# Sweetie my baby girl the best dog ever



## Asta's Mom (Aug 20, 2014)

What a wonderful tribute to Sweetie - your love shines through. Tho your heart must ache with the tremendous loss in time sweet memories of Sweetie will brighten your day. Condolences and (((HUGS)))


----------



## fjm (Jun 4, 2010)

A lovely tribute to a sweet dog. Goodnight, Sweetie - you were loving and very much loved, and will hold your place in your human’s heart forever.


----------



## Dechi (Aug 22, 2015)

I am sorry for your loss. Sweetie was a wonderful dog.


----------



## Skylar (Jul 29, 2016)

What a beautiful tribute to a wonderful poodle. She lived up to her name Sweetie. How lucky you two found each other. I'm sorry for your loss.


----------



## Mufar42 (Jan 1, 2017)

well now I am in tears this morning. What a wonderful like you and Sweetie shared. I am so sorry for your loss and hope you find another kindred spirit to share it with. Sweetie sounds like she was amazing.


----------



## glorybeecosta (Nov 11, 2014)

My heart breaks for you and your loss. She had a wonderful life with you and you with her, such a lucky little girl


----------



## PixieSis (Aug 18, 2015)

What a beautiful, beautiful tribute. All of us who have been there can relate to the love and the loss.


----------



## Johanna (Jun 21, 2017)

The saying "Better to have loved and lost than to never have loved at all" comes to mind.
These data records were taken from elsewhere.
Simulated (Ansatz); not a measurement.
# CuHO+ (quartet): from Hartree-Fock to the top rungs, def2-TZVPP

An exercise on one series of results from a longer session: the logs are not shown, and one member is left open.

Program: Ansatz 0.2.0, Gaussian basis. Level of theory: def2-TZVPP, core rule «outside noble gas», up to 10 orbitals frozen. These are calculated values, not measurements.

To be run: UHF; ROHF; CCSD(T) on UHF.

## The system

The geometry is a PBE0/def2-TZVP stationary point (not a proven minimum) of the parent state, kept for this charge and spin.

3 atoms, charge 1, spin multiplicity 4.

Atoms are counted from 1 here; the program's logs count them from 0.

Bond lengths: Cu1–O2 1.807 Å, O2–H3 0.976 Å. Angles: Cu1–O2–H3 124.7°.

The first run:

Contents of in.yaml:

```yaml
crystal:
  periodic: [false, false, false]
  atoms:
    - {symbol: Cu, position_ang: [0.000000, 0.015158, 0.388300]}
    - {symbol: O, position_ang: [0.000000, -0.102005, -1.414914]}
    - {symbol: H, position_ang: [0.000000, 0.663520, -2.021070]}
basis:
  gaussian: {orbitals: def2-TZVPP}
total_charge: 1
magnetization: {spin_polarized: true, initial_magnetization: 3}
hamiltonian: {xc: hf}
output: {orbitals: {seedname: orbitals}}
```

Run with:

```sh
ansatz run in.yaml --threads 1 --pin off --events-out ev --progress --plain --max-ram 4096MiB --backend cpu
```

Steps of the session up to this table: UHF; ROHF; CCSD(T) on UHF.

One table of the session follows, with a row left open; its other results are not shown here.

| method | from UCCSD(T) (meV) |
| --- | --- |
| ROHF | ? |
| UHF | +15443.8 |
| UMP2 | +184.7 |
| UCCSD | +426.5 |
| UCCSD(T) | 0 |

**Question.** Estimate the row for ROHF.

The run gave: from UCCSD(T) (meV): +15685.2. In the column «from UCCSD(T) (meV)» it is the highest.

It's so very hard when they go, but I treasure each moment I have had with my dogs over the past 50+ years. The memories alleviate, to some degree, the pain of parting.


May the wonderful memories of Sweetie sustain you.


----------



## Nicofreako (Aug 19, 2013)

What a beautiful, heartfelt tribute to Sweetie. It seems she had a special purpose when she came into your life, and she blossomed under your love and care. You will feel her love around you always. Godspeed Sweetie.


----------



## Dogs4Life (May 27, 2018)

What a beautiful and loyal companion. I am so very sorry for your loss.


----------



## Viking Queen (Nov 12, 2014)

She is beautiful and you were so lucky to have had each other. I am so very sorry for your loss.

Cathy


----------



## j4bs4209333 (Nov 24, 2017)

*Thank You all for your kind words*

Thank You all for your kind words. I miss her so much. In a way I think it was better that she was sick to begin with. I knew ultimately the day would come and I was able to spend all the quality time with her I could in those last few months. Even though she couldn't understand my words I told her so many times how much she means to me and I know she knew I loved her and always will. Thanks again for the kind words.


----------



## tnthomas (Jun 9, 2018)

I sure feel your pain over the loss of your beloved Sweetie. Very nice tribute to a certainly special loving dog.


----------



## Streetcar (Apr 13, 2014)

What a precious girl Sweetie was, and I am certain she rests in peace and joy now, thanks to you. Crying as I type these words, and hoping you'll feel the forum's caring coming your way. I doubt your meeting was an accident, and believe you two are tied together through eternity.


----------



## Rose n Poos (Sep 22, 2017)

Whatever happened before, the best of her life began with you. She could not have been loved better, She knows that and loves you for it.


----------



## ericwd9 (Jun 13, 2014)

I bet Sweetie is still around and looking after you. She might guide a new fur baby one day.
Eric


----------



## Vita (Sep 23, 2017)

I'm kind of teary-eyed now, that was beautiful and I am sad for your loss. It's clear you two were just meant to be, and I'm glad you two made each other so happy in her lifetime.


----------



## Entellechy (Jun 10, 2017)

Your tribute was beautiful.... I can only hope I have the type of relationship with my Olaf that you did with Sweetie. Thank you for putting life into perspective.


----------



## Mfmst (Jun 18, 2014)

I just read your tribute for Sweetie and was so touched. What a wonderful dog, a heart dog, who will always have a special place in yours. RIP Sweetie.


----------